My route to Hurricane went past the Fontana Operating Center, so I stopped to fuel and get a shower. I overheard a driver remark that I-15, on which I would have to drive, was a parking lot. So I took my time, hoping the road would clear. Of course, my fantasy of being able to deliver this evening, and getting another load in the morning, was fading fast.

Finally, about ten o'clock—I couldn't possibly get to Hurricane that night but maybe I could make it to Las Vegas, halfway—I set out, and promptly had to pull to the side of the road. I-15 was still a disaster. Cars weren't moving and literally hundreds of trucks lined the highway. It wasn't until after midnight that the traffic began to move at all. I only made it to a rest stop called Midway (which isn't) before I had to call it a night.

The irony is, I had plenty of hours left to drive…legally. I am allowed to drive ten hours before taking that eight-hour break. The ten hours need not be contiguous, and any eight hours of not driving or otherwise working resets the clock. So, as far as the dispatchers at Schneider are concerned, I should have been able to drive until four or five in the morning. As if backing into a dock with people hanging onto the truck, or waiting hours to be told the load is ready, or sitting at the side of a highway hoping the cars will start moving, isn't tiring.

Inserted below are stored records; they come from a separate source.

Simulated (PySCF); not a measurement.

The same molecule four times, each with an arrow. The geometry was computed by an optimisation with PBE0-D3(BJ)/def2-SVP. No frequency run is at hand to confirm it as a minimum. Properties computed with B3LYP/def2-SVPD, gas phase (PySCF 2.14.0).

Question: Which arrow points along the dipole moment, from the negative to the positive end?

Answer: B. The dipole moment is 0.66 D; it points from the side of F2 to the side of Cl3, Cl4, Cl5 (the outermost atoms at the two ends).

I shut down. I had driven 182 miles and it had taken me all day to do it. So much for keeping up that average!

Saturday, April 5, 2003

I drove through Las Vegas like it wasn't there (which is the best way). I didn't stop until I reached my favorite spot in the spectacular Virgin River Gorge; then I napped briefly and continued on my way, finally reaching Hurricane around 4 PM. Before I dropped my load, I got my next assignment: to bring an empty trailer 295 miles to Salt Lake City, and pick up a loaded trailer there. I was supposed to make this exchange before midnight. This would be a stretch, I knew. The timing had been made by people in a safe little office, who had expected me to deliver the Hurricane load by early morning, even though that assignment didn't specify a morning delivery.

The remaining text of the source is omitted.